Artifact Creation Modes

Create a new artifact version using a single run, collaboratively using distributed writers, or as a patch against a prior version.

New versions of an Artifact can be created in one of three ways:

  • Simple: A single run provides all the data for a new version. This is the most common case and is best suited for when the run fully recreates the needed data. For example: outputting saved models or model predictions in a table for analysis.

  • Collaborative: A set of runs collectively provides all the data for a new version. This is best suited for distributed jobs which have multiple runs generating data, often in parallel. For example: evaluating a model in a distributed manner, and outputting the predictions.
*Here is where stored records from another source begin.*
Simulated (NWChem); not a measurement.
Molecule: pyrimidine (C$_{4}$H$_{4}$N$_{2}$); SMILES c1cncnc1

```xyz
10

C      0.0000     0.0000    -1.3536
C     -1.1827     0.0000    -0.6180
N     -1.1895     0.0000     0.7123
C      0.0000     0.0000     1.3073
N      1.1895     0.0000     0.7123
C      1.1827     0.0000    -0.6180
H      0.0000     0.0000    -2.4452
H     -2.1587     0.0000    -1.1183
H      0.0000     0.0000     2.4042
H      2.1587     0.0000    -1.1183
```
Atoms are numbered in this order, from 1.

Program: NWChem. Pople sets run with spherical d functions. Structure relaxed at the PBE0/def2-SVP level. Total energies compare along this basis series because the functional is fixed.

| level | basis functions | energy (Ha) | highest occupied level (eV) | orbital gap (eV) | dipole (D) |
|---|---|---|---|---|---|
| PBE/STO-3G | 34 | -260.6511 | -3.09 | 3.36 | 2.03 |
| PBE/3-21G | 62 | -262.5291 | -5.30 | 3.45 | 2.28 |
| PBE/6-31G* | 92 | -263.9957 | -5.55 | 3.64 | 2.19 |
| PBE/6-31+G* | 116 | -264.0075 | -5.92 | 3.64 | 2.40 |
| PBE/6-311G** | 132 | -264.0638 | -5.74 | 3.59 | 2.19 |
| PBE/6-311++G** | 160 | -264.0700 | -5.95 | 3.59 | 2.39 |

  • Patch: (coming soon) A single run provides a patch of the differences to be applied. This is best suited when a run wants to add data to an artifact without needing to recreate all the already existing data. For example: you have a golden dataset which is created by running a daily web scraper - in this case, you want the run to append new data to the dataset.

Simple Mode

To log a new version of an Artifact with a single run which produces all the files in the artifact, use the Simple Mode:

with wandb.init() as run:
artifact = wandb.Artifact("artifact_name", "artifact_type")
# Add Files and Assets to the artifact using
# `.add`, `.add_file`, `.add_dir`, and `.add_reference`
artifact.add_file("image1.png")
run.log_artifact(artifact)

This pattern is so common, that we provide a method of creating the version without explicitly starting a run using Artifact.save():

artifact = wandb.Artifact("artifact_name", "artifact_type")
# Add Files and Assets to the artifact using
# `.add`, `.add_file`, `.add_dir`, and `.add_reference`
artifact.add_file("image1.png")
artifact.save()

Collaborative Mode

To allow a collection of runs to collaborate on a version before committing it, use the Collaborative Mode. There are two key ideas to keep in mind when using Collaborative Mode:

  1. Each Run in the collection needs to be aware of the same, unique ID (called distributed_id) in order to collaborate on the same version. As a default, if present, we will use the run's group as set by wandb.init(group=GROUP) as the distributed_id.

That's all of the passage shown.